Ontario has a new Integrity Commissioner. The Honourable J. David Wake began his five-year term on February 1. He replaces Lynn Morrison, who was associated with the office since its inception in 1988, and served as Commissioner since 2007. I am proud to say I had a warm and collegial relationship with Lynn, who incidentally was my ethics executive, since the establishment of our office that same year. Lynn was always a willing, knowledgeable and experienced partner in the field of public service ethics. One of our most valuable collaborations was incorporating Lynn and her counsel into the ethics executive orientation sessions we host periodically, where Lynn discussed whistleblowing and lobbyist registration with agency chairs and CEOs and acquainted them with the functions of her office. I wish Lynn a long, happy and productive retirement.
Commissioner Wake and I go back a long way too. David was appointed a judge of the Ontario Court (Provincial Division) in 1994, when I was the Chief Justice. These were busy years for the court, with many challenges and reforms. David was an active and enthusiastic supporter of these reforms while also presiding in court. He obviously did a good job, because in 1999, when my term as Chief Justice ended, one of my associates became the Chief Justice, and David was appointed Associate Chief Justice in his place. I congratulate David on becoming Integrity Commissioner and am thrilled that an individual with his background and experience has been appointed to fill Lynn’s shoes. David’s full biography can be found on the Integrity Commissioner’s website.

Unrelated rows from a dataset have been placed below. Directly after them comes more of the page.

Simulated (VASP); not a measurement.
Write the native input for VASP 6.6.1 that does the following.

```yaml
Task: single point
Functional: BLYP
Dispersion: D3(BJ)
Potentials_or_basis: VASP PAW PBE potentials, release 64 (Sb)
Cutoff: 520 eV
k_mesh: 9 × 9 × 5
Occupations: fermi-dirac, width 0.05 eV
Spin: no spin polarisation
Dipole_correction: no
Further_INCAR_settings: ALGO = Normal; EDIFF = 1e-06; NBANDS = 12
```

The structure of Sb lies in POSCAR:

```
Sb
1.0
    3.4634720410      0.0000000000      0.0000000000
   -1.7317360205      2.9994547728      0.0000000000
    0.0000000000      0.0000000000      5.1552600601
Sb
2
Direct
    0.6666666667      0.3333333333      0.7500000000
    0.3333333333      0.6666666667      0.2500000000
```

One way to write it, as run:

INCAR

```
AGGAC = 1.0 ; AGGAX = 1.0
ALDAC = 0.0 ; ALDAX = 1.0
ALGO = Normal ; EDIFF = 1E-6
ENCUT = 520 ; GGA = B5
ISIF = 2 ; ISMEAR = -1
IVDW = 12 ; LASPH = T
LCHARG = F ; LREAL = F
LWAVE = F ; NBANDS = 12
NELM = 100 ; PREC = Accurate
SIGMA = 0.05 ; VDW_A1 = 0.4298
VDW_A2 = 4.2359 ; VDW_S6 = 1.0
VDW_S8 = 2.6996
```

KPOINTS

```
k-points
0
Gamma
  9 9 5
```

We are often asked how our office relates to that of the Integrity Commissioner? Needless to say, the existence of two ethics commissioners in Ontario has the potential to confuse (of course, if a person approaches the wrong office on a particular ethics matter, we ensure that he or she is redirected to the correct office).
The Integrity Commissioner is an officer of the legislature. As such, he is separate from the executive branch of government. This more arms-length relationship is essential to the types of mandates the commissioner has responsibility for, including those relating to the conduct of elected officials and the disclosure of wrongdoing. In contrast, our office is an agency of the Crown, subject to the same rules as other agencies, although still at arms-length and independent regarding procedural and substantive decision-making. As I have written in a previous blog, this is consistent with the notion that overseeing the ethical behavior of public servants is part of the larger public service management system.
The Integrity Commissioner’s “core mandate” is to oversee the ethical conduct of members of provincial parliament and Cabinet ministers. But the Integrity Commissioner also oversees the ethical conduct of ministers’ staff, and he is the Lobbyist Registrar. He also reviews expenses for certain politicians and agency employees, and oversees the disclosures of wrongdoing. In contrast, our office, the Office of the Conflict of Interest Commissioner, is concerned with the ethical conduct of public servants, including those in the agency sector.
Notwithstanding our differences, and our separate mandates, both of our offices are important to the overall objective of the government. We are both “ethics commissioners”, operating in the same general field, and the ethics rules we apply are broadly similar. In fact, for public servants and ministers’ staff, they are almost identical. Our mutual goal is ethical government and helping to create a province where people trust government, both political and bureaucratic. The over-arching principles guiding both offices are universal. I am confident that going forward, we will continue the productive and collegial relationship that our two offices have cultivated.